There’s also a calling to go abroad as a missionary to work with people who lack adequate care, Guberman said.
The summer internship “gave me so much joy and life,” she said.
Growth through struggle
Guberman said she’s progressed far from the grieving over her mother to now being inspired by her. That’s what’s motivated her to find ways to give back — as was her mother’s practice.
“What I choose to do now is to serve other people because of who my mom was,” Guberman said.
And her growing faith has fed that motivation.
Guberman said she found Highland Baptist while at Baylor, a discovery that provided the fellowship, purpose and experience of Christ that took her to the next next level of her faith. She was baptized this year.
“I’ve learned about God’s plan for all of us … and that as it hurts that my mom is gone, I am seeing my purpose and how I need to live my life,” she said.
That certainly explains her decision to volunteer with Americorps VISTA after her May graduation from Baylor. She’s doing that work at the university’s Student Learning and Engagement Office.

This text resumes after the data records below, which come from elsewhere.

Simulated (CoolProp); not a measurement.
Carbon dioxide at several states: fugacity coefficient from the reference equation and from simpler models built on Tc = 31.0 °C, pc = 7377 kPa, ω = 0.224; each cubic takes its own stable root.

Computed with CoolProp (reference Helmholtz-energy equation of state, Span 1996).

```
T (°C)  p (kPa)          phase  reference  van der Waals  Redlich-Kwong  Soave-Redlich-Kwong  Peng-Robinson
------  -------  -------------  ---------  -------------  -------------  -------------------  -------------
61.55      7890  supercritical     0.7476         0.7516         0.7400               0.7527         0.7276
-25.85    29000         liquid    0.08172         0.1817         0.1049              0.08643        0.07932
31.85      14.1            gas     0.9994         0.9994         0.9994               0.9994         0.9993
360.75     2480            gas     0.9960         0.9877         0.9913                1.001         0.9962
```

That’s also behind her decision to raise funds for Mothers Against Drunk Driving by running 1,000 miles over 12 months. She launched her “MADD Miles for Mom” campaign Sept. 1 and has already raised close to $2,000.
But it’s a challenge. Guberman said she has asthma and that it’s not easy working up the motivation to run the minimum 2.7 miles a day needed to reach her goal.
“The struggle I go through reminds me of the struggles I went through with my mom,” she said. “It reminds me of the struggles alcoholics go through … and the struggles the families go through when they lose someone.”
Guberman said her faith has gotten her through all of these challenges.
“Jesus Christ reminds me I don’t have to deal with the pain alone,” she said.